After that huge digression to come to my point. As I wrote earlier, I have a large population of ELL students who come through the library and I'm always trying to find "that" book that will unlock their desire to read in English (actually I'm trying that for everyone, just this population seems to have the highest and most immediate needs.
Sometimes things happen quite by accident.
My G4 classes have been doing a unit on poetry as part of "how we express ourselves" and besides some great activities with spine poetry (much to the horror of my library assistants who are not used to such free-wheeling attitudes to taking books off the shelf) one day I decided to promote verse novels.
I'll be the first to admit that I'm no expert on any aspect of children's literature, but I'm a keen learner, so I looked for some lists of verse novels for elementary students and then tried to see how many I had on hand. I'd read "inside out and back again" which is a fabulous book, so I felt it may work.
For each of my next G4 classes I had a pile of verse novels and I picked out one page to read from each. Since my darling dog had just been put down the previous night, it was with a chocked voice I read from "Love that Dog" and luckily I had a whole pile of those to dish out since one of my predecessors had the foresight to order them in duplicate.
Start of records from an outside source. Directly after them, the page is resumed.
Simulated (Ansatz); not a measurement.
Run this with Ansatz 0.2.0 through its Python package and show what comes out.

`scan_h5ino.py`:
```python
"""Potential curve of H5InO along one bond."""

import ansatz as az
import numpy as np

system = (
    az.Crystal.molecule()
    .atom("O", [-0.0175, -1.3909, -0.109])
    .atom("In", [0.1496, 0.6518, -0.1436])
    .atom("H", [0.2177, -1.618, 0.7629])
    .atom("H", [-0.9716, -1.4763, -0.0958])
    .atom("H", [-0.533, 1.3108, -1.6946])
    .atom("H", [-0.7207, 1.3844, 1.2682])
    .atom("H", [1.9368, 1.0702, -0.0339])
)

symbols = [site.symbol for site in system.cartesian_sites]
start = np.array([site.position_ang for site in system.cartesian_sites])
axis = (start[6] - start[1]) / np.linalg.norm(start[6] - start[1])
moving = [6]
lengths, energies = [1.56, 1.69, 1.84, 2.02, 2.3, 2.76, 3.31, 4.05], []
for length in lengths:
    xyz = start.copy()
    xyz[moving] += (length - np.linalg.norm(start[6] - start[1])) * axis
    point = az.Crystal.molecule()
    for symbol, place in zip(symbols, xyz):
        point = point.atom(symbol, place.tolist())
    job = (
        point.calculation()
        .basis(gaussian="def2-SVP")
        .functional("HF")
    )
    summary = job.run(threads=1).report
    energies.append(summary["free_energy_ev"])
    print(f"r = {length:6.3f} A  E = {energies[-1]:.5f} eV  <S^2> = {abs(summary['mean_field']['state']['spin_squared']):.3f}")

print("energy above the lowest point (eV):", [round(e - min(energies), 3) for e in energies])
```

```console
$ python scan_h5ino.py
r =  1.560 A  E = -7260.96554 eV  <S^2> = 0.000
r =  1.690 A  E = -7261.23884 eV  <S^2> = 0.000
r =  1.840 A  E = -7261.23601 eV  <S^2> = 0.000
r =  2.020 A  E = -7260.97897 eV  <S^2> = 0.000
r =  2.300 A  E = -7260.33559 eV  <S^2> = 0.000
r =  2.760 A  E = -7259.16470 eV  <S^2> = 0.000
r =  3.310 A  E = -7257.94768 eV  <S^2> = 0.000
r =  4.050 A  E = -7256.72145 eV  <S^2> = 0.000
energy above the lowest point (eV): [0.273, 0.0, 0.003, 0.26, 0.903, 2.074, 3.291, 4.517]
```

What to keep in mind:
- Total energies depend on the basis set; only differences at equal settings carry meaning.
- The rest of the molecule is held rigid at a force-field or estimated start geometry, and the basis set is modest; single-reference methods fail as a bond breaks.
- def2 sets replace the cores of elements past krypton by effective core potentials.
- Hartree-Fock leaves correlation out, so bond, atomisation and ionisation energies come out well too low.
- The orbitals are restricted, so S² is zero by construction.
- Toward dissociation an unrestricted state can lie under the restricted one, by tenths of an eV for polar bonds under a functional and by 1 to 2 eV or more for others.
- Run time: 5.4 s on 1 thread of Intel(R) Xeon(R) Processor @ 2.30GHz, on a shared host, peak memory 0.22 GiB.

After the lesson a few of the books were borrowed and I didn't think that much of it. Then a week later one of my Chinese students sidled up to me during lunch time and asked me for a book "like that dog" book, and I gave him "Hate that cat", and yesterday he came to me and said he'd finished it and wanted more books like that. I said "more about animals, or more like poetry" and he affirmed more like poetry, and I passed on "Inside out and back again" and told him it was one of my personal favourite - he quickly scanned inside the book and happily said "yes".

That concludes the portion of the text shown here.